The Reckoning Kaduna Demands – Nasir El-Rufai must face justice; not as a matter of politics, but as a matter of law -By Nnamdi Prince
I have been in courtrooms. I have sat in the galleries of proceedings where the evidence was thin, the charges confused, and justice itself was the casualty. That is not what we are discussing today. What we are discussing today is a record so vast, so documented, so corroborated by judges, victims,...
I have been in courtrooms. I have sat in the galleries of proceedings where the evidence was thin, the charges confused, and justice itself was the casualty. That is not what we are discussing today.
What we are discussing today is a record so vast, so documented, so corroborated by judges, victims, journalists, and human rights bodies, that the only question remaining is not whether Nasir Ahmad El-Rufai committed human rights abuses during his tenure as Governor of Kaduna State. The question is when the state will summon the moral courage to say so in a court of law. El-Rufai left office in May 2023.

He left behind a state with over 100 communities decimated in Southern Kaduna, thousands of demolished homes, tens of thousands of workers stripped of their livelihoods without due process, journalists and activists who fled into internal exile, and at least one government critic who has not been seen since the night of August 2, 2019. His name is Abubakar Idris , known to Nigerians as ‘Dadiyata.’ August 2026 will mark seven years since his abduction from his home in Barnawa, Kaduna.

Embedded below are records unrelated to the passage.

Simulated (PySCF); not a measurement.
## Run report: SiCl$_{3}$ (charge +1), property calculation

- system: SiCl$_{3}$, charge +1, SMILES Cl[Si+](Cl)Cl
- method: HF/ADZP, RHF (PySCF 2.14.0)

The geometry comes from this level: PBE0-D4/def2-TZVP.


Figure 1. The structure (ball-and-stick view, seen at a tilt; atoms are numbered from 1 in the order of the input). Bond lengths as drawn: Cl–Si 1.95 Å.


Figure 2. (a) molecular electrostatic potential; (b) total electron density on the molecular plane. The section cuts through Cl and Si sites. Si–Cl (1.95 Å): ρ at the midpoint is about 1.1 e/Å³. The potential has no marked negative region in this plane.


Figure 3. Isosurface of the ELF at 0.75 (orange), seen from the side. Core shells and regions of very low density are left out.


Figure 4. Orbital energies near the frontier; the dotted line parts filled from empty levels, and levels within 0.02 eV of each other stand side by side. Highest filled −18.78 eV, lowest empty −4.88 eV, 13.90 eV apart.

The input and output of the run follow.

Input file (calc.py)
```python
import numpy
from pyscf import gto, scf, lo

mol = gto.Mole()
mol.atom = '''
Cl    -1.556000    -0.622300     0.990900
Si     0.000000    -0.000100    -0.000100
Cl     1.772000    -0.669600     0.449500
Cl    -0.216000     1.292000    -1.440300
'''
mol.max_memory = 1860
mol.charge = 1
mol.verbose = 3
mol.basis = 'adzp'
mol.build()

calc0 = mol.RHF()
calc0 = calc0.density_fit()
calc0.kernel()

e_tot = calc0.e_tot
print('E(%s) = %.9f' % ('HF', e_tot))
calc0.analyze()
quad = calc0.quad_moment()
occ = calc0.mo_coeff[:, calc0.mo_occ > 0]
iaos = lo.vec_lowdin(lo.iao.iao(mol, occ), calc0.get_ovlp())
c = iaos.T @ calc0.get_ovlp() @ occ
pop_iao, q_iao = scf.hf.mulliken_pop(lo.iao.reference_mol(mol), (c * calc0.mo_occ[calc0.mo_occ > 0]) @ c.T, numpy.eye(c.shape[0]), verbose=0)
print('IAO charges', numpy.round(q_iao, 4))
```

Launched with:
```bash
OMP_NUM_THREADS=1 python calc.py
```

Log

His wife has been interviewed. His phone records exist. His car was driven away in the night by his abductors and never recovered.
He was a lecturer and social media commentator whose only documented crime was criticising the governor. There are those who will say: these are allegations. I invite them to examine the record.
We need not speculate about El-Rufai’s character. The courts have already spoken. In 2017, an Abuja High Court ordered El-Rufai’s government to pay Audu Maikori , founder of Chocolate City, a lawyer and civil rights campaigner , N40 million in damages for his unlawful arrest and detention.
El-Rufai refused to pay. The Court of Appeal affirmed the ruling in 2020, reducing the award to N10.5 million. El-Rufai refused again.
He then personally pushed the case to the Supreme Court, where it remains pending. A man who seeks the protection of courts while openly defying their judgments is not a man who believes in the rule of law. He is a man who believes in the rule of himself.
Maikori, who has spoken extensively about his ordeal, put it plainly: he who comes to equity must come with clean hands. The same government that sent plainclothes operatives to Port Harcourt to abduct activist Steven Kefas , without an arrest warrant, seizing his phones so he could make no calls, directing police officers not to permit him contact with the outside world , that same government now complains when the legal system is applied to it. Kefas spent 162 days in detention without bail.
His crime, according to the charge sheet, was social media criticism of the governor. He was released only because the news of his abduction had spread before his captors could make him disappear in the manner of Dadiyata. These are not allegations pulled from opposition press releases.
These are court documents, recorded testimonies, and reports by bodies including Amnesty International, the Committee to Protect Journalists, Human Rights Watch, and the Nigerian Bar Association, which took the extraordinary step of withdrawing an invitation to El-Rufai to address their 2020 national conference, citing his record of human rights violations and contempt for judicial orders. There is a category of accusation graver than contempt of court or unlawful arrest. It concerns the people of Southern Kaduna , predominantly Christian, predominantly indigenous , who endured years of what the Middle Belt Forum, International Christian Concern, and multiple civil society groups have described as ethnic and religious targeting under El-Rufai’s watch.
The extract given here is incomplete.